Exactly. People will be featured as individuals, and we'll also put them in collaborating combinations. And we'll mix it up with musicians who live in Auckland and Wellington. I think Executer - Neill Duncan, Nigel Gavin and Jason Smith - are starters in Auckland, and Peter Daly and Anthony Donaldson in Wellington.
We've had solo artists like Evan Parker, Keiji Haino and Otomo Yoshihide visit New Zealand, but it's rare to have star players here performing with others who are going to stimulate and challenge them.
Right, and these'll be unique combinations. They'll never happen again like this. And it's good the event has three nights to grow in. It's the difference between having someone just put on a concert - which is like meeting them once - and seeing them work in different combinations over days.
Who are these people? Pan sonic, they're from Finland, right?

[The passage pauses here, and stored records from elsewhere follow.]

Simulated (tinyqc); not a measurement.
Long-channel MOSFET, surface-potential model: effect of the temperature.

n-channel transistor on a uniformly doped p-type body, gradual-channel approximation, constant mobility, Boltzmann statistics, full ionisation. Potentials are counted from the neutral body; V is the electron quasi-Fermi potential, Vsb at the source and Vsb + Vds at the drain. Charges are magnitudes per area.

Originally. There's a resurgence in electronic music, which is both experimental and nostalgic. The way Pan sonic combine the different things they do is indicative of how open things are right now. They have their own custom-made electronics and processors - old-style analog stuff. What interests me is where electronica and experimental acoustic music meet. I mean in re-examining the nature of sound, drone-based music, suspension of time - all that. Sonic exploration. A few years back electronica seemed like another world, but now the connections seem obvious. The reinvestigation of earlier figures like Charlemagne Palestine - that people find inspiration in his solo piano gigs - is informing the ambient electronica scene. Electronica also exploits the scale factor. Over the past year I've been playing bagpipes with Lee Ranaldo on guitar in our trio Glacial. Lee has such a big, slow sense of scale that initially it felt all wrong to me, like bad music. I didn't realise at first how much he was listening and reacting to what was going on. It made me rethink. It was like driving an 18-wheeler when you're used to a bicycle.
So how did you meet Makigami Koichi?
I was organising a Cobra performance at the old Knitting Factory in New York about 1994. I met Makigami through a friend, and got him involved. Cobra is an improvising game piece where musicians who have little in common can work together. It thrives on clashing, colliding genres. Makigami has a background in theatre, and he has an alternative pop band called Hikasu. When I first met him he was doing this record covering pop songs from different eras in Japan with an all-star cast including Steve Shelley from Sonic Youth on drums, Robert Quine on guitar, and Matthew Sweet on bass, and people like Zorn, Laswell, Mark Ribot and Otomo Yoshihide turning up on a few things. The album is a series of vignettes of Japan, like a schizophrenic relay between the traditional culture and the contemporary international one. It's a method actor's take on performing pop songs. But Makigami's gone from this to doing stuff that's simultaneously more avant-garde and more engaged in East Asian tradition. In Auckland we'll probably see him playing jaw harp, which he studied in Tuva in Mongolia. He's a real performer.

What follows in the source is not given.